Whatever it is, if Teahen regains his power stroke, he should be able to belt 25 or so home runs this year. If not, he'll still be a solid on-base guy who would be a good No. 3 hitter if Gordon doesn't end up there for the whole season.
Over the last three years, David DeJesus has been one of the game's most underrated leadoff hitters. While his stats dropped off a bit last year, he's still a career .282 hitter who does a solid job of getting on base. If he can return to his career average of .282 and hit 25-30 doubles like he usually does, he'll be an excellent table setter for the rest of this lineup.
When Jose Guillen comes back from his 15-day suspension to open the season, expect him to fit in very nicely in the middle of this order. While he won't hit 30 home runs, he should hit around 20 with a good batting average and solid RBI totals.
Update, 3/28: It looks like Jose Guillen will not be suspended to start the year and may have the 15-day suspension revoked. Link to ESPN story.

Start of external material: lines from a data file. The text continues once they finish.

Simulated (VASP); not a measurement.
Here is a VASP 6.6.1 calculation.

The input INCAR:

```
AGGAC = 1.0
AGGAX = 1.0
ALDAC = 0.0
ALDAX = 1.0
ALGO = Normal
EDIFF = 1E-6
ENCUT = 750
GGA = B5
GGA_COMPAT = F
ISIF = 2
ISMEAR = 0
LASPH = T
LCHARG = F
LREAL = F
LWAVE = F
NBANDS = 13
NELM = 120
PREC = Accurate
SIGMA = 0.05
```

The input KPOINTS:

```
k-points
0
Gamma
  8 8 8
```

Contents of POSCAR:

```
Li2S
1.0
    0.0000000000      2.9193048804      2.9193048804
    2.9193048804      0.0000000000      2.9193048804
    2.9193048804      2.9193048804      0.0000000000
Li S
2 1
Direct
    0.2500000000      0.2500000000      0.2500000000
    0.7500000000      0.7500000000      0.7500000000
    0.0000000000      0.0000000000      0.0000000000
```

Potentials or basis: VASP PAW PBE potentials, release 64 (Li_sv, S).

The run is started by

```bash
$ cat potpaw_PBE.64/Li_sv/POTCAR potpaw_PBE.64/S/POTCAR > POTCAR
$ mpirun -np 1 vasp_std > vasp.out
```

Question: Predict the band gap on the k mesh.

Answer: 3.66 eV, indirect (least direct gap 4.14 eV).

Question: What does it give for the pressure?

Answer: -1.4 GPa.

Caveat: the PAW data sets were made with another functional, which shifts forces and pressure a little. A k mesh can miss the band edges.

Mark Grudzielanek is still a professional hitter at age 37 and should hit around .300 with 30+ doubles again for Kansas City. He has a knack for coming up with backbreaking hits, at least whenever I see him play.
If Ross Gload can learn to take a few more walks, he'll be able to offset the fact that he's a first baseman without a lot of power. Gload hit .288 last year but only walked 16 times in 320 at-bats, good for a .318 OBP. The most home runs I can see Gload hitting in a full season is about 15, but if he can improve his OBP, it won't matter as much.
Rounding out the Kansas City lineup will be John Buck and Tony Pena, Jr.
Buck has never developed into solid offensive catcher the Royals thought they were getting in the Carlos Beltran trade, posting a career OBP of .297 in four years with the Royals. He showed some good power last year, hitting 18 home runs, and if he can duplicate that from the No. 8 spot in the lineup he shouldn't hurt the team all that much.
Pena is a light-hitting shortstop who will have to cut down on his errors (23 in 2007) a bit if he wants to be the heir to Rey Sanchez's throne.
Like the rest of this team, I like the direction the Kansas City lineup is going in. Butler and Gordon are up-and-coming stars while DeJesus and Teahen should be solid pieces in this lineup for a long time.
You know what, skip the glass. Just give me a one-gallon jug of that kool-aid.
Lineup grade: C+
Joey Gathright is an excellent fourth outfielder who can come off the bench late as a pinch-runner or a sparkplug. He has blazing speed, and, as you can see, can jump a little bit, too.
Alberto Callaspo and Esteban German will tackle utility infield duties. German is the better bet as a hitter and can play second, short, and third, while Callaspo is a worse hitter who can play second and third with less proficiency at shortstop.
Miguel Olivo is a stellar backup catcher in terms of defense, but he provides very little in the way of offense.
Ryan Shealy provides the most power off the bench, but he's barely a mediocre hitter at the plate.
Bench grade: C-
So, there. I've drank deep from the pitcher of Royals kool-aid, and, you know, it feels pretty good. While this team isn't going anywhere this year and probably won't do much next year, the pieces are in place for this team to start to compete arond 2010 or 2011.
Dayton Moore is a savvy general manager who learned from the best in Atlanta and will continue to build this team up from the rubble of its once-great history.